Little Whore-Faced Cunt

Blame, fuck you, Her, Jealousy, Journal, no trust, Personal, Religion

I’m hurt and angry – cadence and I have been broken up for awhile now, and I had been taking it really well..

And of course there is a “but”, so here it is.

Ya know that bitch, Megan? His friend who he always was texting and skyping? The same little christian whore who he liked eight years ago?

Guess what – the little lying bastard ex likes her. He likes her.

How long did it take him to get over me? two, maybe three weeks? fuck that shit.

Not to mention that this is the same girl I was insecure he would leave me for… Do I just have an unfortunate life? I thought these things only happened to really bad people, like rapists and mass-murders.

I’m a decent person, I don’t step on ants and I feel bad when I walk on grass. I’m anti-pesticides and want our earth to be healthy. So why do I have such awful karma?

I guess what really just gets my goat is that he acts like such a goodie-two-shoes, just like the fucking cunt does too. He’s stopped cussing, he’s stopped being himself. He is actually being nice and I don’t get it. Why isn’t he angry and upset like me? Why does he like her????

OF ALL PEOPLE WHY DID HE PICK HER.

She is the only person in the world I would have cared about him having feelings for (this much).

It makes me angry because I was about to break up with him and he threw me off guard and broke up with me.

It makes me angry because he knows that I care that he has feelings for megan.

It makes me angry because he is gossiping about me.

It makes me angry that he isn’t more upset about me sexting Zenyn.

I am hurt because he got over me so fast, and now he has blocked my number even though I never stopped being civil to him.

He told me “I love you more than I did yesterday, and less than I will tomorrow”. Then a week later broke up with me.  He broke up with me. He is telling people I broke his heart, and yesterday when I messaged him with a paragraph explaining why I was upset friday at the theatre, he responded really short and said he didn’t want to talk anymore because it wasn’t good for him..

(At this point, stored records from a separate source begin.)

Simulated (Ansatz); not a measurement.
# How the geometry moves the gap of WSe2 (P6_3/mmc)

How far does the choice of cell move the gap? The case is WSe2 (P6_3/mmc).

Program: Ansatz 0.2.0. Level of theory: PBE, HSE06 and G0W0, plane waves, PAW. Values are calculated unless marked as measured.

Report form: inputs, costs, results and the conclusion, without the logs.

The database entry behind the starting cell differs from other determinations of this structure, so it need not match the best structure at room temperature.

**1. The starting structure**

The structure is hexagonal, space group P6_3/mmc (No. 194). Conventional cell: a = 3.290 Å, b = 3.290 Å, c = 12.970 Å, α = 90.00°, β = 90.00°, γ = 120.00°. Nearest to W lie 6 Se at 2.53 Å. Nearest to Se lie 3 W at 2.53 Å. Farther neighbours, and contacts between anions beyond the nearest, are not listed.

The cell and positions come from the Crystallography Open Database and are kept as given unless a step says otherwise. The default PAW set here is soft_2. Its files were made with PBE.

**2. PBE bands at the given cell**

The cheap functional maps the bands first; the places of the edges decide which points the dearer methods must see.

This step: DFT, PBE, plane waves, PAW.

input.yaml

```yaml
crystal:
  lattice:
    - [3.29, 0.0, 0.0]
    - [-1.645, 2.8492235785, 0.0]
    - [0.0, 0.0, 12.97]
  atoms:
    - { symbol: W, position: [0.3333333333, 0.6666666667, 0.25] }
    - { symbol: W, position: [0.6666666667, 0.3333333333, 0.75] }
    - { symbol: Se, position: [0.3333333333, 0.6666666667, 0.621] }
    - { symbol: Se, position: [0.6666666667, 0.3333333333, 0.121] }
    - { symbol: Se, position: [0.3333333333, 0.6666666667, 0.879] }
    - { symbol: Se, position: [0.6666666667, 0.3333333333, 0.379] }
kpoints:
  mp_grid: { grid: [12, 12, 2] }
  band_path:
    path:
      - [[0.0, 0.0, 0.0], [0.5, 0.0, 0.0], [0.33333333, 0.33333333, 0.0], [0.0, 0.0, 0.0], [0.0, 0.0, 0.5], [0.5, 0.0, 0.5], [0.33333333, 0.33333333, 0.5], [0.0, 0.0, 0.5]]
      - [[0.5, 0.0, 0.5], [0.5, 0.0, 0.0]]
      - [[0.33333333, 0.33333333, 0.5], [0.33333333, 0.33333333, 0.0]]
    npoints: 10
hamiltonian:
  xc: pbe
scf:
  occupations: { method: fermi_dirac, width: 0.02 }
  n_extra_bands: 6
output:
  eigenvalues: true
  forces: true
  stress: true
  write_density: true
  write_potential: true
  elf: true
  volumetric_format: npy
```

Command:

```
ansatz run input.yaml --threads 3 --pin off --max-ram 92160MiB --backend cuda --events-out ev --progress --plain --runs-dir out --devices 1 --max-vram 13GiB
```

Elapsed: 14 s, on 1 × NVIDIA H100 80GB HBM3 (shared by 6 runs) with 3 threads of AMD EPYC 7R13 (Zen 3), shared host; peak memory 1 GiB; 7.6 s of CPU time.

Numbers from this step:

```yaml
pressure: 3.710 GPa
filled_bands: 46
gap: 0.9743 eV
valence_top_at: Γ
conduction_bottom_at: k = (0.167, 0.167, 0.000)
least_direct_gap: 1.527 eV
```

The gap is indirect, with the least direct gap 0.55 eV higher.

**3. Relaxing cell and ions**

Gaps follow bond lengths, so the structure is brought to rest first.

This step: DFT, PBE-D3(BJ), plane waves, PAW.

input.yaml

Why do i have to care? Why can’t he!? Why am I the one who is still upset

 

AND FUCKING MEGAN HAD THE NERVE TO TRY AND HELP ME – SHE THOUGHT SHE HAD THE RIGHT TO TRY AND BE MY FRIEND.

THAT BITCH.

I HATE HER AND I WILL ALWAYS HATE HER UNTIL THE DAY I DIE AND I HOPE SHE HAS A MISERABLE LIFE TRYING TO CONFORM TO HER CHRISTIAN PARENTS LIFESTYLE THAT THEY HAVE PRESCRIBED TO HER. I HOPE SHE IS QUEER AND LIVES HER ENTIRE LIFE IN MISERY AND CAN NEVER COME OUT. I WANT HER TO BE UNHAPPY HER ENTIRE LIFE.

I hope she is miserable. I hope she knows I hate her, that I think she is a little cunt faced bitch. I want her to know. I want her to read this – so, If you’re reading this Megan Fuckface Fairbanks, I hate you and I want you to know that you’re a whore and a bitch and you are awful at writing debate cases, thanks for being such a shitty debate partner. Also, your sense of style is horse-shit. And your eyeliner is always messed up. And mascara is clumpy. You need to get your makeup game on point, bitch. Also, your hips have really bad cellulite and your “cute” selfie face looks like a baby squirrel was run over by a tractor. I’m also really happy that your asshole boyfriend who I never liked, cheated on you. I’m happy you had to deal with that pain. I’m also really happy you illegally dated an adult and that you have a smush-face. You’re ugly, bitch.

And yeah, I might have an ugly heart, but I have a nice ass, boobs, and my face is beautiful even without makeup – at least I don’t have the sad excuse of a face that you do.

So, Megan.

I hate you and I always have – also, people do talk about you behind your back. We don’t like you.